What to Do When a Man Propositions You For NSA Sex

Men are coming out of the woodwork left and right telling women that they want to bag them and shag them until it cramps their style and just isn’t a cool thing to do anymore. Which is usually immediately following the act.

They don’t want commitment and they don’t want love. They only want a roll in the hay, no-strings, and surely no starry-eyed morning-after promises of devotion, nor any cheesy declarations of forever and a day. They dictate their terms so directly and succinctly and with such ease, it makes you wonder which number you were given before you finally got to the front of the line.

Men try to get at us when we’re weak, when we’re strong, when we’re generous, and when we’re the vulnerable chicken running around with our heads cut off. They try when we’re alone, when we’re married, when we’re getting divorced and even when we stop paying attention to their ridiculous suggestions.

It matters not to draw any distinguishably clear lines through your situation because it’s always going to be a thought looming in the back of his mind- you as a conquest that needs seizing. Then we get to end up feeling like we’re stupid and helpless every time any guy takes a shot at us, good intentions or bad. So we’re stuck on what to feel, who to feel for and who to trust.

One thing is certain however, and that’s the fact that a man, who serves you up a good helping of unethical, second-rate, non-exclusive bull crap-on-a-stick has not a single fluid ounce of respect for you.

NONE AT ALL, NOR WILL HE EVER. Especially if you buy his line and cave in like a “babe in the woods” broad.

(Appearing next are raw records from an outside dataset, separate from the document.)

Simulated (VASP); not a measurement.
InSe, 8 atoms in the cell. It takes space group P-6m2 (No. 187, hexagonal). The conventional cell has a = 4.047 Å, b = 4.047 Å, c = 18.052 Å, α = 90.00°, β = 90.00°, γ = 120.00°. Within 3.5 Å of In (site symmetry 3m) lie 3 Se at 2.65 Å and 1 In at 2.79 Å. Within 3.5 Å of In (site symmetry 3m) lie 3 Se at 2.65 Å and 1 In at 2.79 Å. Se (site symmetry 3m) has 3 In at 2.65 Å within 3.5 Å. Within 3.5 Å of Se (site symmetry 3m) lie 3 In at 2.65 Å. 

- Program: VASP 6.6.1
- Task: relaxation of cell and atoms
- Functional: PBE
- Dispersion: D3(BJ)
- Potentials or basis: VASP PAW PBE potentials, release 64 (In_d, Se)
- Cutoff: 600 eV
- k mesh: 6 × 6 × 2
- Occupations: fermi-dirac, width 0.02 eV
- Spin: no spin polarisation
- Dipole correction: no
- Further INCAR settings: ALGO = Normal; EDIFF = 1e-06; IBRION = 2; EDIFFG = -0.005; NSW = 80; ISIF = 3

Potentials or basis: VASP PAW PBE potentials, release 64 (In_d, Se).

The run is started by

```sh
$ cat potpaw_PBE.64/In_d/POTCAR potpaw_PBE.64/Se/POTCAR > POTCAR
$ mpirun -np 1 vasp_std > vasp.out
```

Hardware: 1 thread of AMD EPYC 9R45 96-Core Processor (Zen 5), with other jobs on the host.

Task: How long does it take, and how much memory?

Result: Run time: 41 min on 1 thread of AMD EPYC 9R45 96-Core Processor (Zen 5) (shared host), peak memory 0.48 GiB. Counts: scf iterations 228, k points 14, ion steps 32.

Here are two probable outcomes in your decision to accept or reject the ineffectual no-strings relationship. You get to decide which one will work in your favor by heavily weighing the costs and consequences:

  • You foolishly accept hoping to bank on something better.

We’ve discussed hopeless hope before. Women need to be reminded again foremost that men will say ANYTHING to get you to lay down with them, and if you try and dictate how the relationship will turn out on your terms, he’ll fully “agree” as long as he knows that you’re ultimately going to give up to him, your most prized possession.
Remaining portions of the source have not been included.